DXGKDDI_CHECKMULTIPLANEOVERLAYSUPPORT3 with the StaticCheck flag set is guaranteed to:
- Have exactly one plane marked with the flag
- Not contain any PostComposition plane information
A call to DXGKDDI_CHECKMULTIPLANEOVERLAYSUPPORT3 with the StaticCheck flag set is used from the app process from DXGI during buffer creation, such as during swapchain creation or ResizeBuffers, as a best effort attempt to determine whether CASO is supported for the current hardware configuration.

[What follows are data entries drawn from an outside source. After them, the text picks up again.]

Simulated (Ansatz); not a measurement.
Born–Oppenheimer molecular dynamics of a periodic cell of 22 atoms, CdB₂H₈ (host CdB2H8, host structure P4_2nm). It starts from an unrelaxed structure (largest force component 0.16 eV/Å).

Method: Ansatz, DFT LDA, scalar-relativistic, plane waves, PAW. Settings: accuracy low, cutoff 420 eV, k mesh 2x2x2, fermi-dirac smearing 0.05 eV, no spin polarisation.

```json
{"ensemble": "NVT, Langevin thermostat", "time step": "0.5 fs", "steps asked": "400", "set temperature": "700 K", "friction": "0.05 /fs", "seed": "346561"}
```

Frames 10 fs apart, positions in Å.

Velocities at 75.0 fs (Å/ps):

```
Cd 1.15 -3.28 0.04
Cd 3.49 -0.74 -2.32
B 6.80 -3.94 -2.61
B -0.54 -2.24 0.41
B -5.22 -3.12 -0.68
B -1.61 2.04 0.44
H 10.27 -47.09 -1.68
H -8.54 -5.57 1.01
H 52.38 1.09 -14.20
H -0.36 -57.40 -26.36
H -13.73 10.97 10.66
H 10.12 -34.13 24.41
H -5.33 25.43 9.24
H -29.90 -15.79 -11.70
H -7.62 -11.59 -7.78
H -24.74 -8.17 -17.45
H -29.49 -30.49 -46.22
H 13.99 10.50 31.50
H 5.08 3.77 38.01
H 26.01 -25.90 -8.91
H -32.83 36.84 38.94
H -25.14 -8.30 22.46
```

HybridIntegrated special case
It's important to note that HybridIntegrated drivers are designed to have tier 3 scan-out support. Starting in WDDM 3.0, HybridIntegrated drivers are required to declare support for CrossAdapterResourceScanout. An HLK test verifies this requirement.
Existing hybrid caps might be considered for deprecation in the future. Therefore, it's key that the CrossAdapterResourceScanout cap is decoupled to allow for greater flexibility to evolve in this space going forward. Hence, even drivers that aren't HybridIntegrated can set the cross-adapter support tier as appropriate.
Graphics Kernel changes
Starting in WDDM 2.9, the following additions/changes were made for cross-adapter resource support:
The KMTQAITYPE_CROSSADAPTERRESOURCE_SUPPORT value was added to the existing KMTQUERYADAPTERINFOTYPE enum
The D3DKMT_CROSSADAPTERRESOURCE_SUPPORT structure and D3DKMT_CROSSADAPTERRESOURCE_SUPPORT_TIER enumeration were added
Sample usage:
D3DKMT_CROSSADAPTERRESOURCE_SUPPORT KernelSupport = {};
D3DKMT_QUERYADAPTERINFO QueryAdapterInfo;
QueryAdapterInfo.hAdapter = m_hAdapter;
QueryAdapterInfo.Type = KMTQAITYPE_CROSSADAPTERRESOURCE_SUPPORT;
QueryAdapterInfo.pPrivateDriverData = &KernelSupport;
QueryAdapterInfo.PrivateDriverDataSize = sizeof( KernelSupport );
VERIFY_SUCCEEDED(D3DKMTQueryAdapterInfo(&QueryAdapterInfo));
// Use KernelSupport.SupportTier as appropriate
Driver DDIs for presentation optimization
Drivers use the following DDIs to indicate whether cross-adapter scan-out is supported:
DXGK_VIDMMCAPS::CrossAdapterResourceScanout cap
The system queries this cap early to determine if the driver supports the CASO capability.
If the driver supports CASO, DXGI continues with the one-copy CASO path; otherwise, DXGI falls back to the two-copy path.
-
On the one-copy CASO path, DXGI creates the cross-adapter resource as primary on the display adapter, via pfnCreateResource. The driver should evaluate based on the resource properties whether it can scan out from that resource.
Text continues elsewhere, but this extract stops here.